We should maintain that if an interpretation of any word in any religion leads to disharmony and does not positively further the welfare of the many, then such an interpretation is to be regarded as wrong; that is, against the will of God, or as the working of Satan or Mara.

Buddhadasa Bikkhu, a Thai Buddhist Monk


Wednesday, March 7, 2012

More Evidence - Mark 2:13-17 (xxxix)

Lion of St. Mark, Piazza San Marco, Venice
This posting is the 39th in a series (originally written in 1998) looking at the Gospel of Mark from the perspective of a historian. The first posting in this series is (here).
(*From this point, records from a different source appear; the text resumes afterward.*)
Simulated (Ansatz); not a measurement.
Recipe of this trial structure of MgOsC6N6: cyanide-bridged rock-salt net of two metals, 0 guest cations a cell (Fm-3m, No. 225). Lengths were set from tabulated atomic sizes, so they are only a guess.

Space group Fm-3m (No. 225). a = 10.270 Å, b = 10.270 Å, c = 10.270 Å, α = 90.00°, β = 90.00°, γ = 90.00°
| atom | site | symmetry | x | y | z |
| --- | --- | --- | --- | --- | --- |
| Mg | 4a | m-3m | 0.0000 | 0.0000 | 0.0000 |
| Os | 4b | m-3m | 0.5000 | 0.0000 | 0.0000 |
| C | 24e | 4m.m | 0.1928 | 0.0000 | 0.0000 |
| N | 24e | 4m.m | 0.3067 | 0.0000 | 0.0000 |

Gerd Theissen's insightful treatment of the calling of Levi and Jesus' eating with sinners in Mark 2:13-17, in The Shadow of the Galilean (p. 127), brings into focus the issues we've been wrestling with concerning Marks' use of evidence. On the one hand, Theissen states, "A story was needed in early Christianity in which Jesus ate together with toll collectors and sinners. This could provide justification for Gentile and Jewish Christians eating together, even if the Gentiles did not observe Jewish food laws. The problem became acute at the end of the forties in Antioch. Did the story come into being in order to solve the problem?" On the other hand, he notes that the story presupposes a frontier toll station by the Sea of Galilee. In Jesus' time the area in question was a border area and there could have been a toll station. That boundary disappeared after 39 CE. There was no boundary again throughout the first century. Theissen writes, "In other words, the story of the toll collector's party presupposes conditions which only existed in the time of Jesus, and no longer held after AD 39. This brings us to a time in which meals shared between Jews and Gentiles in the early Christian communities were still no problem." He concludes, "So could it be that the tradition of the toll collector's party contains a historical reminiscence? There is no doubt that it was used later to solve problems about eating together in the community." Theissen leaves unanswered questions concerning the historicity of the event.

We have, then, an incidental historical fact that came from Jesus' own time, or shortly thereafter, embedded in the story. It's impossible to believe that the author of Mark inserted the fact to fool his readers. There's no reasonable doubt that the story with its embedded fact came together. If this is the case, the story came from Jesus' day. It's at least possible, perhaps even likely, that what we have here is the memories of a witness to the event who told the story as she or he remembered it. The telling including as a matter of course a detail that most people at Mark's time wouldn't have known. None of this precludes the author's having included the story because it addressed the problem of Gentiles and Jews eating together. That problem had arisen, in the first place, because of Jesus' habit of eating with sinners, and the story reflected the way the empirical Jesus acted and quite possibly also recalled an actual event in his life. Theissen's remarks, in any event, lend just a tad more credence to the possibility that the Gospel of Mark is based on oral data collected from people who knew Jesus and the events of his life personally.